News of the British fatalities came as American forces launched a massive pre-dawn operation in Taliban-controlled areas of Helmand.



One of the dead soldiers was serving with the 1st Battalion Welsh Guards, the other was a member of the 2nd Royal Tank Regiment.



A Ministry of Defence spokesman said the soldiers were killed while on Operation Panthers Claw near Lashkar Gah in central Helmand province.



Spokesman for Task Force Helmand, Lieutenant Colonel Nick Richardson, said: "The loss of these brave soldiers has hit us all very deeply; we grieve for them at this very sad time.



"Our thoughts and prayers are with their families, friends and colleagues who feel the greatest loss."



The MoD said the soldiers' next of kin had been informed and had asked for a 24 hour period of grace before further details were released.









Commenting on the casualties, Brigadier-General Eric Tremblay, spokesman for Nato's International Security Assistance Force (Isaf) in Afghanistan, said: "I wish to convey our most sincere sympathies to the family members and friends of these brave soldiers.

"Our thoughts and prayers are with them in this most difficult time.



"Isaf's efforts are dangerous and difficult but we are committed to helping build a safe and prosperous Afghanistan and we will succeed in this endeavour."



The deaths took the number of UK servicemen and women who have died in Afghanistan since the start of operations in October 2001 to 171.



Today's US operation in Helmand involved nearly 4,000 newly-arrived US Marines and 650 Afghan troops.



The operation - named Khanjar, or Strike of the Sword - is aimed at clearing insurgents from the region ahead of Afghanistan's presidential election in August.



It follows the British assault, Operation Panthers Claw, launched to drive the Taliban out of strongholds in and around Babaji, north of Lashkar Gah in Helmand.

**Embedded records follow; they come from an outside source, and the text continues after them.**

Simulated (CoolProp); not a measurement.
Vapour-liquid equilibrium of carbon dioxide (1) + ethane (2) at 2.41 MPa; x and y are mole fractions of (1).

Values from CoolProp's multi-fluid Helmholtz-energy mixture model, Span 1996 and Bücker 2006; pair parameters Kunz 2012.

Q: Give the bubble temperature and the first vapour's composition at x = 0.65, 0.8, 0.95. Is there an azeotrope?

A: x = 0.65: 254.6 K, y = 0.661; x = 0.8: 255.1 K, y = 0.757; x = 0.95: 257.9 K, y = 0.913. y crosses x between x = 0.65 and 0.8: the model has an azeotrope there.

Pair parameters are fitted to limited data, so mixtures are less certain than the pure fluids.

Some 350 troops from the Black Watch, 3rd Battalion The Royal Regiment of Scotland, launched the attack on June 19 in one of the UK military's biggest co-ordinated air operations of modern times.



The bulk of the 9,000 British servicemen and women in Afghanistan - including around 700 personnel sent out to provide extra security in the run-up to the election - are stationed in Helmand.



Limited numbers of American forces have been operating in Helmand for some time, including around the town of Now Zad.



But in recent months they have been bolstered by around 10,000 extra troops as part of US President Barack Obama's military surge in Afghanistan.



Senior British officers acknowledge UK forces are stretched in Helmand but say they are not being "bailed out" by the Americans.



They point out that the new US troops have moved into remoter parts of Helmand, while the British retain responsibility for the more densely-populated central and eastern areas.